HeTexted: New Website Helps Decipher Your Date's Text Messages

What Does This Text Even Mean!?

So you went on a date with an awesome guy last Friday. But then a week later, all you get from that awesome guy is a text message that says, “Hey, had fun!”

WTF does that mean?

Thankfully, there's a website, which received a redesign and several new features Monday, that answers this question. HeTexted aims to help users clear up the confusions that arise from intimate communications by letting strangers examine text messages and online chats.

"Basically, it was just an observation," Lisa Winning, founder of HeTexted, said in an interview with the Huffington Post. "My girlfriends were constantly talking about it -– they’d come back from dates and be almost obsessive about analyzing what the text messages meant and what their next move should be."

"I graduated college three years ago and I have really smart, strong girlfriends," said Carrie Henderson McDermott, HeTexted's other co-founder. "Yet every Saturday morning, we’d wake up and be like 'Did he text you?' 'Are you going to text him?' I know it sounds so archaic and it’s sending back the movement 50 years, but really? That’s how girls act sometimes."

hetexed
Co-founders Lisa Winning (left) and Carrie Henderson McDermott (right)

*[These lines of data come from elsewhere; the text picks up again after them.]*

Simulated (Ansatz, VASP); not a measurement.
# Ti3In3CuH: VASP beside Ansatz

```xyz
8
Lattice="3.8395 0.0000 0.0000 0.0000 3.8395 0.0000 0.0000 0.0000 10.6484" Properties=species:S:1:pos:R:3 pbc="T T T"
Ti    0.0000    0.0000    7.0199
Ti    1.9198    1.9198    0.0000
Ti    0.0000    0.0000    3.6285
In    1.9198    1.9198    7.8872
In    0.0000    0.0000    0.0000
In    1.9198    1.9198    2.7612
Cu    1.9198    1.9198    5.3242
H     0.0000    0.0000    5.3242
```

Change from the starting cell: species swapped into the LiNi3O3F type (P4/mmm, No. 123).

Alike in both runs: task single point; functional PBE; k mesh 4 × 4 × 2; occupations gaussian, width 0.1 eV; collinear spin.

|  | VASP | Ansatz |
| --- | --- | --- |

McDermott recently quit her job at Glamour magazine in order to join Winning at HeTexted, which went online in August. Both are currently involved with New York's General Assembly, a network of entrepreneurs and "like-minded people" working on startups.

The site's new layout is purposefully clean and simple. Similar to websites like Texts From Last Night, HeTexted is comprised of one main column of user-uploaded messages. Viewers can sign up for free and then vote on each entry: Is the dude you're texting into you? Or not?

In addition to the redesign, the site added a host of new features on Monday that make the experience even more addicting. Now people can upload screenshots of their hilarious and cringe-worthy messages instead of typing them out. The entries are also organized into categories, such as "OMG," for the most outrageous texts, or "Most Commented."

And for girls who don't want their conversations broadcast all over the Internet, HeTexted has an "Ask a Bro" feature. "We very much want the site to feel like you’re talking to your friends. So these are guys that have a certain kind of dating history," McDermott said. "Eventually we would really love to grow the 'Ask A Bro' a section and make it more of a guest edit celebrity spotlight."

"We find that people are on the site for a full hour – or even longer," Winning states. "They want to know what people are saying about their own little dilemma, and I think that just speaks to human nature."

With many Tumblrs and other websites dedicated to collecting awkward text messages, why has HeTexted, still in beta, piqued people's interest? Digital community is what Winning and McDermott believe make HeTexted stand out.

"[HeTexted] speaks to how universal women are," Winning said. "Everyone’s the same. They want to discuss this stuff at length and it’s one of the most important things for them, no matter where they’re from."

The women also agree that while they originally thought the webpage would mainly be read by teenagers and girls in their twenties, they've happily found people of all ages interested in HeTexted.

So what's next for the company? After perfecting their site, the women are interested in growing the HeTexted brand. An iPhone app is expected out soon, and the Android version will hopefully be available by the end of the year. While possible book deals have been suggested, McDermott notes they want to make sure they're "doing everything right" instead of all at once.